Carlin: Seattle one of the few teams that can match the Redskins on the ground
What: Seahawks (11-5) at Redskins (10-6), wild card round
Where: FedEx Field, Landover, Md.
When: Sunday, 4:30 p.m.
Redskins Kickoff and Postgame Live: Comcast SportsNet, 3 p.m. and immediately following the game.
Outlook: The Redskins’ signature this season has been an innovative offense that has, at times, confounded defenses. Led by Robert Griffin III and Alfred Morris, the unit leads the NFL in rushing yards, ranks fourth in points per game (27.3) and has hung 31 or more points on seven opponents.
On Sunday, though, they’ll face a Seattle team that’s proven to be as stingy as Washington has been prolific.
The Seahawks have yielded a league low 15.3 points per game (second place San Francisco has allowed 17.1) and ranks in the top-10 in most other statistical categories.

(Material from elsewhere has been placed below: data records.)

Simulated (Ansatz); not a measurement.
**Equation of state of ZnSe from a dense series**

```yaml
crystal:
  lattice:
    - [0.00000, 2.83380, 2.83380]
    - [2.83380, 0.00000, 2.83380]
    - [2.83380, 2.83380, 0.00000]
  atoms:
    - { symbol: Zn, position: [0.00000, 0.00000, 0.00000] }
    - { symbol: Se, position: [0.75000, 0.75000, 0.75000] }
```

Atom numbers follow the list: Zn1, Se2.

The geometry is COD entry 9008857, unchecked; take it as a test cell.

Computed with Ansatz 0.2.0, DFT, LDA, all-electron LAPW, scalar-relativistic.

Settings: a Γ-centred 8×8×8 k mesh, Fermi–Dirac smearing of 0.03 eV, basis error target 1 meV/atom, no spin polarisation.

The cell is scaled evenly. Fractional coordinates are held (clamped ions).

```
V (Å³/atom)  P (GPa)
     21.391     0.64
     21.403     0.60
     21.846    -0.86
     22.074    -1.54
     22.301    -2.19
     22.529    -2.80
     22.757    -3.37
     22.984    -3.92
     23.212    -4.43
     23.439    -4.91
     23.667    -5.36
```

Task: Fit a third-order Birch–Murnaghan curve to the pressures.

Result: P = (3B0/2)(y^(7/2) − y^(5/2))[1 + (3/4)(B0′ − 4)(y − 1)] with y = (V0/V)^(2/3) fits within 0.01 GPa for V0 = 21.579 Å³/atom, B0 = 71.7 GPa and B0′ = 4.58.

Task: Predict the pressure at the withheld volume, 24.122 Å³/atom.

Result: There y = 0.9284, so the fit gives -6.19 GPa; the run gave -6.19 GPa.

In short, this wild card matchup – the Redskins’ first postseason game since being eliminated by the Seahawks in the same round five seasons ago – figures to be the toughest challenge RG3 and Redskins’ pistol offense has faced.
“They don’t try to fool you,” Coach Mike Shanahan said of the Seahawks’ stout 4-3 scheme. “They know what they’re going to do. That’s usually the sign of a great defense. They come out and play harder and more consistent than the [opposing] offense. …Everybody knows what they’re doing, and that’s dominating the line of scrimmage.”
Led by linebacker Bobby Wagner (140 tackles), end Chris Clemons (11.5 sacks) and an oversized and athletic front four, the Seahawks’ run defense has yielded 103.1 yards per game (10th) and only 80.5 the past two games.
“They have depth on the defensive line,” Shanahan added. “They’re very powerful, very quick. It’s a good challenge.”
The Seahawks also boast arguably the NFL’s hardest-hitting secondary. Bookended by two of the league’s tallest cornerbacks – 6 foot 4 Brandon Browner and 6-3 Richard Sherman – and backed up by safeties Kam Chancellor and Earl Thomas, the unit is allowing a scant 203 yards through the air per contest (6th-best). Browner will return Sunday from a four-game suspension for violating the league’s policy on performance enhancing drugs.
“There’s some throws that you throw that maybe a normal, six-foot corner might not get to, but because these guys are so tall, they can get to those balls,” Griffin said. “You just have to be aware of that.”
Kyle Shanahan added: “There’s not really a weak link personnel-wise on their team.”
The Seahawks’ defense has also been outstanding at getting the ball back into the hands of quarterback Russell Wilson and running back Marshawn Lynch, the team's primary threats on offense. In the past four games, in fact, the unit has forced 14 turnovers as Seattle extended its winning streak to five in a row.
As daunting as the Redskins’ task sounds, they do have potentially significant advantage: The Seahawks haven’t faced an offense as sophisticated as Washington’s, nor have they lined up against a one-two punch as lethal as Griffin and Morris.
“It’s going to be a great game,” Wilson said.
Indeed, it should be.
For more on the teams’ top-ranked ground attacks, click here. For a closer look at Griffin and Wilson and how the rookies got to this game, click here. And for three more areas the crew at CSNWashington.com will be monitoring Sunday, keep reading.
- The health of starting left guard Kory Lichtensteiger.
He did not practice Wednesday or Thursday because of the sprained left ankle he suffered against the Cowboys. His status for the Seahawks likely won’t be announced until Sunday morning at the earliest.
If Lichtensteiger doesn’t suit up, he’ll be replaced by rookie Josh LeRibeus. It also would figure to disrupt the chemistry along an offensive line that has been critical to the Redskins’ success on the ground.
- Stopping Marshawn Lynch. He’s helped carry the Seahawks’ offense this season, rushing for 1,590 yards and 11 touchdowns, and he’s on a roll, gaining 100 or more yards in each of the past four games.
At 5-11, 215 pounds, Lynch is a load. He’s hard to wrap up and, when he gets into space, he’ll use his elite speed to outrun defenders.
The Redskins rank fifth against the run, yielding only 95.8 yards per game. This, obviously, would be bad time to slip up in that department.
- Solid on special teams. Assistant Coach Danny Smith’s unit had been mostly solid of late – until last week against Dallas, that is. Punter Sav Rocca was flagged for a facemask penalty on a long return in the fourth quarter and kicker Kai Forbath missed his first kick of the season, a 37-yarder early. Forbath also did not put any of his kickoffs into the end zone.
That could be a problem Sunday. Seattle’s Leon Washington ranks second in the NFL with an average of 29 yards per kickoff return and has returned one kick for a touchdown.